My first time skinny-dip comes among a swirl of firsts.

It happens in Atlin, my first time in that pretty town, in my first month living in the Yukon. It’s my first time taking my clothes off where strangers can see me, my first time standing tall and nude in the unshielding bright of day.

It’s also my first time introducing my flesh to Northern waters.

The woman I am with has done this before, has done a lot of things I haven’t. The stretch of beach out front of my camper is totally exposed to the road and all the music-festival goers walking along it, but she easily tosses her clothes aside and is in the water before I finish hesitantly removing my socks.

“It’s cold!” she yells, surfacing, “but good!”

I follow her into glacial-fed Atlin Lake, my feet turning to slippery, useless cubes by the time I am deep enough to do anything that might look like swimming. I dive forward, arms swinging around to enter the water before me, a graceful moment before the freezing water locks my body into a tight-jointed shock. I leap up, disoriented, my limbs not knowing what they are supposed to do to get me back to shore.

Afterwards, dripping dry in the sun, I feel something has been won. Surprisingly, it has less to do with the older couple walking past and smiling at my unashamed public nudity, and more to do with offering the unyielding Northern elements my own thin flesh.

My second time skinny-dip comes only a week later, at a different music festival. This time more comfortable with the idea, more aware of what to expect, I nonchalantly remove my clothes on the bank of the Yukon River, even warning a neighbouring river group of my forthcoming nakedness. Once again my dipping partner, more experienced than I, has entered the water ahead of me. I follow unruffled, expecting the cold, expecting to lose my senses.
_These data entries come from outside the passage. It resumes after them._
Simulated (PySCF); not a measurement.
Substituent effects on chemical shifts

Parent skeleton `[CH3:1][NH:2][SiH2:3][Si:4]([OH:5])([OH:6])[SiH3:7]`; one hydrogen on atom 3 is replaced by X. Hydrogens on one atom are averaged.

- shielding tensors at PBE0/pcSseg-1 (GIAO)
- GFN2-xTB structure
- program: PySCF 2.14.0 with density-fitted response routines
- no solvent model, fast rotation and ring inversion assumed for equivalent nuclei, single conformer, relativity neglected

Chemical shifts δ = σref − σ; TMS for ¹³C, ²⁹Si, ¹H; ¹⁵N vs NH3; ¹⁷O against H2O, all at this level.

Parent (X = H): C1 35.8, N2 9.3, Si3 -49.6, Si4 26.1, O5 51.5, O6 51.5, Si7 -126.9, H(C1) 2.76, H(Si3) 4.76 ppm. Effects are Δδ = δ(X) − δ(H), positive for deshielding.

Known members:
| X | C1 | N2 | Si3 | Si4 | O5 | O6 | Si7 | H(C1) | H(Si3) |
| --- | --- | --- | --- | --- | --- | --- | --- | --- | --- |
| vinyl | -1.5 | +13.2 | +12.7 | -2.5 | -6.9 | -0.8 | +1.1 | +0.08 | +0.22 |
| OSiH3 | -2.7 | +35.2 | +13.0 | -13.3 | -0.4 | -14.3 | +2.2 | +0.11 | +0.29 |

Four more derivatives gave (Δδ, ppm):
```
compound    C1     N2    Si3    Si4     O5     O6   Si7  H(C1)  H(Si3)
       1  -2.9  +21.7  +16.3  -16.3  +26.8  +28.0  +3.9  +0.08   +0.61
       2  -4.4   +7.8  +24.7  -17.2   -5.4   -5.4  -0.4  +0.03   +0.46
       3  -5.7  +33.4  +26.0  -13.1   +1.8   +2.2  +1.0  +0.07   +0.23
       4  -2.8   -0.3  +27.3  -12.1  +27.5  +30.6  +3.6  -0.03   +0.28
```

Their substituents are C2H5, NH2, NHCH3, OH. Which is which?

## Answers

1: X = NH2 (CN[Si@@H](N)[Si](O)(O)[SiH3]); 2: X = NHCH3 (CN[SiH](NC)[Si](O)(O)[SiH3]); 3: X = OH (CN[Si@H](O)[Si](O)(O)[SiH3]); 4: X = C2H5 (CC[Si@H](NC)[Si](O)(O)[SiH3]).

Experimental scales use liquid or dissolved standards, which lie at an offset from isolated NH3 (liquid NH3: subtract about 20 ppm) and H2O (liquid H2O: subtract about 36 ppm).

And I do — the Yukon River, if any warmer than Atlin, is not by much. But again the frantic dash back to shore is no defeated retreat from battle. It’s a glorious, albeit awkward, homeward march; I’ve met the elements as they come, in the most basic way I come.

By the time I find myself skinny-dipping in the Hidden Lakes after a sweaty hike on a warm, 20°C day, I think I know what I’m in for. Like always I seem to be the last one to take my clothes off, the last one in the water, postponing the inevitable shock of the cold.  

But this time my friends’ admonitions of “It’s not that bad” actually prove true. The water is not that bad. It’s still colder than anything I would have considered swimmable growing up in Ontario, but by Yukon standards, it’s almost warm.

Instead of turning me so numb I forget I even have a body, let alone a naked one, this lake tingles just on the edge of freezing, awakening every nerve ending, leaving me keenly aware of the water touching each part of me.

I paddle around on my back, heart open to the sky, pale skin meeting the sun, adding my wild body to the natural Yukon landscape.